There is a tendency in the payments business for startups to hinge their business plans on the notion that they are filling a yawning need that somehow none of the incumbents is able, or willing, to satisfy. In some way, this painfully obvious opportunity has escaped everyone’s notice, and now this entrant out of nowhere is going to seize it and show everyone how it’s done.
Meanwhile, graybeard veterans in the business smile knowingly and ask, Didn’t it ever occur to these guys that there’s a reason this supposed new thing isn’t being done—that maybe it’s been tried in the past, many times, and found to be unworkable or downright disastrous?

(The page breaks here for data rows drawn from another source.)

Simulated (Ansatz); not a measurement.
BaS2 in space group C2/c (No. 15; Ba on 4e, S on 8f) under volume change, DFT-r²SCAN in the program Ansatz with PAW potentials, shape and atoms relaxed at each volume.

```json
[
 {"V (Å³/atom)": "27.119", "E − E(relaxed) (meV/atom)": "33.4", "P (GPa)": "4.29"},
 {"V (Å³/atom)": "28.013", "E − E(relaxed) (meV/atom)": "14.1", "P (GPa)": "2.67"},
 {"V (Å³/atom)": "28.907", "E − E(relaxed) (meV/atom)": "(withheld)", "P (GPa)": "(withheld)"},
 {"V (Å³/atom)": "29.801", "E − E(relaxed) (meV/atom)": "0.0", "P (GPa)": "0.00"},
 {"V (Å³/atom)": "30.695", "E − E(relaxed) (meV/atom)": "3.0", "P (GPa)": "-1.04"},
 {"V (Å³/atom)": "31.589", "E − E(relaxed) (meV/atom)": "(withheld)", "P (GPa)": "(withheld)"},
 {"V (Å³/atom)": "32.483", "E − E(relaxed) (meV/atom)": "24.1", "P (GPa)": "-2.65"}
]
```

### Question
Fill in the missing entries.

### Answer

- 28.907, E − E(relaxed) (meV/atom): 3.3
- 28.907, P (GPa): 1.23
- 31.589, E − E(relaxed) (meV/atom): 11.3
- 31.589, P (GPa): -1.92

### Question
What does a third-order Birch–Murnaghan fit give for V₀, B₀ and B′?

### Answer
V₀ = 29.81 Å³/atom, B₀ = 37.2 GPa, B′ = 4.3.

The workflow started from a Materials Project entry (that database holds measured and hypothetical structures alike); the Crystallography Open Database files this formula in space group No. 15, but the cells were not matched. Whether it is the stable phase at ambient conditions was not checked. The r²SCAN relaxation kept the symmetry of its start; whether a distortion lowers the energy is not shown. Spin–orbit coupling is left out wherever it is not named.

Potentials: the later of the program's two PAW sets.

Such was the sentiment that greeted Square Inc. when it burst on the scene late in 2009 with the idea that it should be possible for anyone, really anyone, to accept payment cards. After all, why couldn’t you install the right app in a smart phone, tether a little card reader to the phone via its audio jack, and run as many transactions as you wanted? How come nobody had ever thought of that before?
It didn’t help Square’s cause that its founders were devoid of payments experience. Knowing how hard it is to acquire micro-merchants and control risk, payments veterans gritted their teeth and waited for Square’s inevitable comeuppance. It wasn’t long in coming. Like PayPal before it, Square learned some hard lessons in risk management and found it necessary to delay the commercial availability of its service.
Score one for the wise old graybeards, right? Not so fast. Far from collapsing, Square may just be on its way to proving that, while others before it may have thought of ways to serve this market and failed, it has thought of the right way. Last month, an important endorsement of that idea came from coffee giant Starbucks Corp. As we report on page 6, the chain agreed to let the upstart process all card transactions in its stores.
Clearly, Square is moving on to bigger merchants, and they don’t have to be the size of Starbucks. Only days later, it cemented this strategy in place with a new pricing plan that offers a fixed fee for merchants falling within a volume band that goes all the way up to $250,000 a year—significantly bigger than the Girl Scout troop selling cookies door-to-door.
We confess we subscribed to the skeptical outlook on Square when it emerged. But now our point of view is that Square is looking a good deal more like PayPal in its early days, suitably chastened by its experience but ready now to show the incumbents how it’s done.